Wednesday, October 31, 2007
SW ~ Tryon Creek State Park
Date visited: October 24, 2007
Agency: Oregon State Parks and Recreation Dept.
Path Surface: Dirt, gravel. All-accessible trail and bike path are paved.
Elevation gain/loss: variable, but there's some short steep hills on some of the trails.
Ratings: Setting ++++ Calorie-burning ++++
Directions: From I-5, take the Terwilliger Blvd exit and go 2.3 miles south to the park entrance.
For a short walk or longer hike, it's hard to beat Tryon Creek State Park: more than 10 miles of forested paths and close to a major freeway.
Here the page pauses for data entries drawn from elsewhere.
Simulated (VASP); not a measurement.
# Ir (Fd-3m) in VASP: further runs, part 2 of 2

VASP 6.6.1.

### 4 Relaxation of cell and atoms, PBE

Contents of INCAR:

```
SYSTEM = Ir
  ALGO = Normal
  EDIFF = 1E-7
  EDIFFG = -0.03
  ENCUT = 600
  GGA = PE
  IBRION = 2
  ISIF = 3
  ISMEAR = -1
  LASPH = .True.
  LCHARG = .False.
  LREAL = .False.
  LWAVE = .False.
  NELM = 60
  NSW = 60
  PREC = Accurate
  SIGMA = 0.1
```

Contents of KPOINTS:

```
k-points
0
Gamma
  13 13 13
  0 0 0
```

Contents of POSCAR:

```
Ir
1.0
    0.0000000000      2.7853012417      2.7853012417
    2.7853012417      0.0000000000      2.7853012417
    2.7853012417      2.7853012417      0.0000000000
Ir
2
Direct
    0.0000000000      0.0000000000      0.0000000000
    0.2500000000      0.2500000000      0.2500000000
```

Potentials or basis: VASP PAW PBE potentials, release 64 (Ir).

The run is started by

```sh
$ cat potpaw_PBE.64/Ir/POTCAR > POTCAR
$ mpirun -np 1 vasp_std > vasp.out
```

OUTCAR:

Short loops begin from the parking lot on the “Nature Center Trails,” the Maple Ridge, Center and Big Fir trails, each around ½ mile, or combine the perimeter of the three to make about 1 mile (including the Old Main Trail). These trails are likely to be the busiest and have the least elevation change, as they stay along the ridgeline above the creek. An all-accessible trail also begins at the parking lot's south end and loops 1/3 of a mile. But if you are up for a bit more of a workout, venture further for mileage and a few heart-pumping climbs. It's a 125 foot drop to creek level.
Wandering is very possible in this park. Today we started from the equestrian parking lot because the main parking area was full. We first took our aged dog on the short loop, returned her to the car, then hiked the north park perimeter on the North Horse Loop, cutting off to the Lewis and Clark Trail so that we could cross the Terry Riley suspension bridge. Big leaf maples shedding those big leaves provided a yellow and tan covering to much of the trail as we crunched along. We crossed over High Bridge, continued on the West Horse Loop to the Hemlock and Cedar Trails, turning back north on the Red Fox Trail. Brilliant fall colors appeared in the evergreens where leaves had landed, looking like early Christmas ornaments.
If there is a negative to this park, noise would be it. At the park edges, you will hear road noise and typical neighborhood noise (like leaf blowers). We seemed to be right under the path of incoming air traffic today as well. The three mile bike trail sits right beside Terwillger Blvd most of the way. But in many places, deep in the park, it is quiet enough to hear the soft settling of falling leaves.
At minimum, take a trail map (also available on-site at the Nature Center). Many of the trail are signed, but it's still easy to get confused about where you are.